After a fire destroyed their Lower East Side apartment and belongings at 4 in the morning on December 30, 72-year-old Ydalia Franco, her two siblings, brother-in-law and three nieces and nephews asked for emergency shelter from the Department of Housing Preservation and Development. But on January 3, HPD told them that only two members of the family qualified for spots in their temporary shelters. The rest, agency officials said, couldn’t prove they actually lived in the apartment, and therefore were ineligible.

That left Ydalia’s sister Victoria, her husband and two teenage children, plus Ydalia’s nephew, on their own. The family matriarch is agonized over that prospect. “I can’t put them on the street,” said Ydalia, who had lived in the family’s rent-stabilized apartment for 28 years. “All of us wanted to stay together as a family: We’re very close.”

Besides, each of the Francos say, they do have some documentation — pay stubs, school records and bills — that proves they all lived together in their two-bedroom apartment at 275 Broome Street.
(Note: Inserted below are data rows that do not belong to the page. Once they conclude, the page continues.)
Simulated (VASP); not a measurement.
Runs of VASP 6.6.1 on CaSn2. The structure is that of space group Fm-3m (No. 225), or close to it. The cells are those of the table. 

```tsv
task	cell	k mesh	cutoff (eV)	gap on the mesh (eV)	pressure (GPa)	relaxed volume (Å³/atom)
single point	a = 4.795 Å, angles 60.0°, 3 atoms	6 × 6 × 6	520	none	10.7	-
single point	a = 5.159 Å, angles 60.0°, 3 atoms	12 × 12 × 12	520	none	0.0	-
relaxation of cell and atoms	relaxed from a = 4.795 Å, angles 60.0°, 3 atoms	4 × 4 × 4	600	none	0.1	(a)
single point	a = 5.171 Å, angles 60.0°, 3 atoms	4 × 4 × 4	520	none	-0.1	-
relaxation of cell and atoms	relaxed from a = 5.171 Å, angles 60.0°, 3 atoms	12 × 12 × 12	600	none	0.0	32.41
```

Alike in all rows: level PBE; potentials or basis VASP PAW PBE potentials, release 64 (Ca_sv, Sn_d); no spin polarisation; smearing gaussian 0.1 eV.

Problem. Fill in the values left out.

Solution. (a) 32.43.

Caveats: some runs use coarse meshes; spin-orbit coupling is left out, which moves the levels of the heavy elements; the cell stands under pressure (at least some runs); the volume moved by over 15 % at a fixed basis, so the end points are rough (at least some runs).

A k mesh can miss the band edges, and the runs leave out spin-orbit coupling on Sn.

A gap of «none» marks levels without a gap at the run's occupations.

HPD disagrees: An agency spokesperson said that the Francos’ landlord indicated that only Ydalia and her brother lived there, and that the documentation provided by the other family members doesn’t qualify as adequate proof of residence.

The Francos’ landlord, Wing Yee, did not return phone calls seeking comment.

But the family insists that documents like utility bills and school identification cards, which the city requires as official proof of residence, were lost in the fire. They question why HPD has been unwilling to accept alternative proof. Even more frustrating, the family says, HPD refused to provide them with a list of which documents were acceptable. “When the family asked which documents they could provide that would count, they wouldn’t answer,” said Jorge Irizarry, a tenant advocate with the University Settlement Society who went with the family to a meeting with HPD.

For now, the Francos are couch-surfing with friends. They’re trying to piece together enough clothes for the adults to go to work and kids to go to school. If HPD reconsiders its decision — the family is working with City Councilmember Alan Gerson’s office to prepare an appeal — the Francos say they only want to stay in the HPD shelter for the short term, until they can return to their apartment when it’s rebuilt.

“We want our same apartment back,” says Ydalia. “I’m an old person; I’m often sick. My doctor is there. My church is there. I love my church. I don’t want to leave.”